Quentin Hardy on PR- Security Stories

Cross-posted from Ishmael’s Corner
By Melissa Lewelling, Account Executive, The Hoffman Agency

At nearly every PR event featuring journalists, there is the ethereal question, “How can PR help you do your job better?” Frankly, as a former journalist myself, I tend to find it comical. These types of events often feature panels of media professionals who don’t want to be there, don’t really care about answering that question and often hate even hearing it.

In the PR industry, we regularly talk about “relationship building with media.” However, if we are honest, there isn’t much time on either side (let alone in a source-coverage exchange interaction) to have a genuine conversation about personal interests or industry trends. That’s why I found PRSA Silicon Valley’s recent conversation with Quentin Hardy so refreshing.

He was as facetious as one might expect a New York Times writer to be, but was genuinely interested in having an exchange with the audience. He was also sincere in the giving of his time so everyone had a chance to engage (even calling for more female participants during the Q&A). Quentin seemed ready and willing to talk with us all night and provided some colorful quotes for PR professionals to keep in mind:

Throughout the night, Quentin’s sense of humor (personified by his Twitter profile) was also in attendance, adding levity to the conversation and engaging the audience.
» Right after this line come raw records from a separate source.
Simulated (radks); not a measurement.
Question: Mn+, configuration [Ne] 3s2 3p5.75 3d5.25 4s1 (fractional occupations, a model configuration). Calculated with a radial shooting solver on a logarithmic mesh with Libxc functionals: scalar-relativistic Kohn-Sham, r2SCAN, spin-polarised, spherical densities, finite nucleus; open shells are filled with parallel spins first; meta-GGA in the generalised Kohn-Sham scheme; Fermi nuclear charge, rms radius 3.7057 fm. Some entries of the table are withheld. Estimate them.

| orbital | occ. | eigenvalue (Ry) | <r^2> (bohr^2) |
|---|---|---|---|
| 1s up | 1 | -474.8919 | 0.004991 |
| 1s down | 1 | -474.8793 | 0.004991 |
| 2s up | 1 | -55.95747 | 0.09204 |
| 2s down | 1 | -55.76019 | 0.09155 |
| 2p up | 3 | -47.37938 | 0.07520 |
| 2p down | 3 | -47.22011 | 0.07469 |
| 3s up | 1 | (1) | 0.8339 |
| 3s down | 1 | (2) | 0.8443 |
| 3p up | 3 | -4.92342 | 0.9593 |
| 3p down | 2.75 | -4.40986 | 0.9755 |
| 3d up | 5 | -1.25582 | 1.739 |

Quentin Hardy Twitter Profile

However, as much as I enjoyed the above insights and banter — amid the dim lights, smell of hors d’oeuvres slowly cooling and the faint scuttle of feet — here’s what I really learned from our night as frien-quaintances:

1. Journalism isn’t dying, but analytics and an ad-subscriber model may be key for its transformation.

Before the anticipated question about the widening ratio of journalists to PR professionals, which Quentin seemed unconcerned with, he talked about the business model of his publication and its strengthened financial position. As the internet and digital landscapes have changed the revenue game for publishers, The New York Times has adopted an ad-subscriber model that is going well, according to Quentin’s account, and is helping the publication to remain focused on hiring and retaining the country’s top talent.

Additionally, the publication recently invested in building its own in-house analytics dashboard, Stela, as a way to provide its writers with more data, such as readership fluctuations in response to headline changes, which channels are leading readers to specific content and on which platforms the content is being consumed. Quentin noted that he is able to now take the platform (desktop, mobile or tablet) into consideration when writing headlines and planning visuals as a result of this data — something PR professionals should also keep in mind when pitching a story.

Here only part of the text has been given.